File: December 2006
Black Is Back
Way back in September IE received an e-mail hinting at a Dio-era Black Sabbath reunion. Although it hadn’t been confirmed by any of the musicians’ — Ronnie James Dio, Tony Iommi, Geezer Butler, and Bill Ward — managers, the message said a Web zine out of Spain had reported a reunion tour of a group calling themselves Heaven & Hell, the title of the Sabbs’ first Dio-led record.

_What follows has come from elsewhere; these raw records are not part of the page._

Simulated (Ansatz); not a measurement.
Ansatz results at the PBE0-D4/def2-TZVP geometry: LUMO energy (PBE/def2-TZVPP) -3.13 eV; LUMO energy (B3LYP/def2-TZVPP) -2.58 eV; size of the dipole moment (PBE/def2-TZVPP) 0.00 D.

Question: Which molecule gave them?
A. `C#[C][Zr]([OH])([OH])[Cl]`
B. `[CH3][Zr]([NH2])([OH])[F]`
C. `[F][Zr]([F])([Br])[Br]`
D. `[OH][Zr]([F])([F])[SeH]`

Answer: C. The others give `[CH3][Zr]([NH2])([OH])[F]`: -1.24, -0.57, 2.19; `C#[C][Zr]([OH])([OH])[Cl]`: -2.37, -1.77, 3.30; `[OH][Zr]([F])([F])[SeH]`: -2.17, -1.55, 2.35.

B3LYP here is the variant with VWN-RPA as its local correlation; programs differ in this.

About a month later promotions company Rogers & Cowan sent an e-mail that said the project “appears to be shaping up and taking a new form.” That same press release also hinted the band should hit the road in early ’07. Our response? Shit yeah! You may be wondering, though, why the group is calling itself anything other than Black Sabbath. Two words: Sharon fuckin’ Osbourne. Apparently, somewhere along the line, Ozzy and wife/manager/hag obtained the copyright to the name Black Sabbath. Rumors of new Ozzy-fronted material have been swirling since 1999, but Ozzy’s refusal to commit has been a hold up. Ironically, the same day Rogers & Cowan made their announcement the Osbourne camp issued a statement that dismissed the Dio lineup and made clear Ozzy’s intentions to tour and record with his old bandmates in the coming year. Holy Diver!
The Goo Goo Dolls Guy Wasn’t Available?
When Gilby Clarke is the second most famous member of a band called Rock Star Supernova, there’s trouble.
That’s the position Rock Star Supernova (whose self-titled debut was released November 21st) find themselves in after former Metallica bassist Jason Newsted f’d up his shoulder trying to catch a 90-pound bass head that fell off his amp. His chart — torn bicep and rotator cuff — reads like Kerry Wood’s injury report, which means Newsted is out of commission for roughly nine months. That leaves Clarke, Mötley Crüe drummer Tommy Lee, vocalist Lukas Rossi, who beat out other hopefuls on the CBS show to win his frontman spot, and new bassist (drum roll, please) . . . Johnny Colt? While his tenure with Black Crowes technically qualifies him for “Rock Star” status, time spent with Train might offset that. To recap, Rock Star Supernova: Lee, the guy who replaced Izzy in GN’R, some boner singer who looks like he won a lifetime shopping spree to Hot Topic, and a dude who plays in Train. Believe it or not tickets are still available for the band’s February 3rd concert at the Rosemont Theatre.
Chicago Has Crabs
Lollapalooza isn’t just a treat for live music lovers, it seems, but also nature lovers. According to the Chicago Tribune 340 crabapple trees and 600 lilac trees were planted in Hutchinson Field thanks to $400,000 given to the Chicago Park District by Lollapalooza promoter Capital Sports & Entertainment. And that was just for the 2005 Grant Park music festival! The Sun-Times says the Park District earned $928,000 for the 2006 version, which drew 160,000 paid customers compared to 60,000 in 2005.
Some people obviously hate trees and flowers, though. Residents who live near Grant Park raised a ruckus to the Park District board about sound levels during this year’s three-day festival. But much to their dismay, the Park District board went ahead an O.K.’d a new deal with the Texas-based Capital Sports anyway, meaning Chicago will be Lolla’s home for another five years and the Park District will earn a cool $5 million during that time. That’s a lot of crabapples!